Pakistan Today

Pakistan defaults on Rs 6b rebate to banks’ overseas partners

Worker remittances, the sole strength of the dollar-hungry Pakistan’s Balance of Payment (BoP), is also facing a risk of decline in the days ahead as the government has defaulted on six billion rupees rebate which was to be paid to the country’s banks’ overseas partners.
The Pakistanis working overseas, who last year supported the cash-strapped country’s current account by remitting a record Rs 13.186 billion and have remitted $10.354 billion during July-March FY13, are paying extra money in their respective countries to money transfer firms who are applying inflated exchange rates to compensate their losses on account of the rebate Pakistan owes to them. This is again pushing Pakistani expatriates, mostly concentrated in the Middle East doing blue-collar jobs, towards illegal channels of money transfer like hundi and hawala, warned officials from the National Bank of Pakistan (NBP), the country’s largest remittance contributing bank with 0.161 million annual international remittance transactions. The warning came from NBP Global Home Remittance Management Group Head Khalid Bin Shaheen, while briefing media on the bank’s new products to increase the volume of remittances and agriculture financing.
Having built over 30 international tie-ups for NBP during the last three years, Shaheen said the Ministry of Finance was yet to clear last year’s rebate to local banks’ global money transfer partners.
“As a result, they are charging extra money from Pakistani remitters on account of exchange rate,” said Shaheen, warning that if the government did not release the outstanding rebate, Pakistani workers would again be using illegal channels.
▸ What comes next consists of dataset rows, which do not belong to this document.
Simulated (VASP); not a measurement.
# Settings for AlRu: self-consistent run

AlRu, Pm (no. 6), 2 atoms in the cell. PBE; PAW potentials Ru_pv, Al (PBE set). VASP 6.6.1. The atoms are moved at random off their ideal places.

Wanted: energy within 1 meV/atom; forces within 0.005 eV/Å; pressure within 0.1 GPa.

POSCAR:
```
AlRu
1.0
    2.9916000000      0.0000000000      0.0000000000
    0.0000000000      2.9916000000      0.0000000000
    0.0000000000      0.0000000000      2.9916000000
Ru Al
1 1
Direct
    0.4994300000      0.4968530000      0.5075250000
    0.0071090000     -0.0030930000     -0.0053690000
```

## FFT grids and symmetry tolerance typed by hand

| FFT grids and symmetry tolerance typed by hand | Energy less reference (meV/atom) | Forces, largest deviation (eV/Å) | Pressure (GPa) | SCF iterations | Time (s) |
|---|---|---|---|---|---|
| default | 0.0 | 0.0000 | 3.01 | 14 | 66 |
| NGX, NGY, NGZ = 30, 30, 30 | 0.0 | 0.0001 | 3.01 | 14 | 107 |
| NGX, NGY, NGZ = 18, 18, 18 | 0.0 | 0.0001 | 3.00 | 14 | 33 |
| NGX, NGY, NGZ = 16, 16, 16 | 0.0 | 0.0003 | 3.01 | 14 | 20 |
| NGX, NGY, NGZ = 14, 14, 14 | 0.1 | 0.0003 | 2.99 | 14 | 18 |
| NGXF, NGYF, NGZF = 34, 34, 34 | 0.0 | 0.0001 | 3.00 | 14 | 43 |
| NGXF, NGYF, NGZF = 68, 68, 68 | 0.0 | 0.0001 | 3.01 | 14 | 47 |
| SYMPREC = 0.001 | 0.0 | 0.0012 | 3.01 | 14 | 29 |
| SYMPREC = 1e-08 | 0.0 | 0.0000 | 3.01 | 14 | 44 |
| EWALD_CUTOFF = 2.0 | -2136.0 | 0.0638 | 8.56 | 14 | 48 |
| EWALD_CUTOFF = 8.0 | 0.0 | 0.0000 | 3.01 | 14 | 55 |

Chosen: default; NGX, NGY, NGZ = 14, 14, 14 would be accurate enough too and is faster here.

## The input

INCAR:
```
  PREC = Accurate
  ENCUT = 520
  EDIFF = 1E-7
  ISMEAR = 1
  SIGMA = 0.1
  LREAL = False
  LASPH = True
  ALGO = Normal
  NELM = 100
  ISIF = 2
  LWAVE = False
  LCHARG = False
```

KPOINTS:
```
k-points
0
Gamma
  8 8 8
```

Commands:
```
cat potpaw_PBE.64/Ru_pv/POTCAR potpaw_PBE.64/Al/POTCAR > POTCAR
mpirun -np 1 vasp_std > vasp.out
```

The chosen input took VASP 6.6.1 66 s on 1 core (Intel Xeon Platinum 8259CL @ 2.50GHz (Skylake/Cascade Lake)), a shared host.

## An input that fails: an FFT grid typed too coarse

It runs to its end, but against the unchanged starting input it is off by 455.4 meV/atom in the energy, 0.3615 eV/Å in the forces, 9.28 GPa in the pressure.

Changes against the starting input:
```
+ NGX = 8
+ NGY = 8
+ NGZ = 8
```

Shahbaz Ahmed Khan, head of FI global Home Remittances, said the outstanding dues range from Rs 5 to Rs 6 billion. “This is not a huge sum compared to the $13 billion remittances we are receiving annually,” Khan said. Shaheen said the issue was posing a serious threat to the growth of remittance flowing into the funds-starved Pakistan. Moreover, the NBP official said recently promulgated stricter sponsor-related laws in Saudi Arabia, the largest source of remittances for Pakistan, happened to be another setback to the flow of remittances to Pakistan.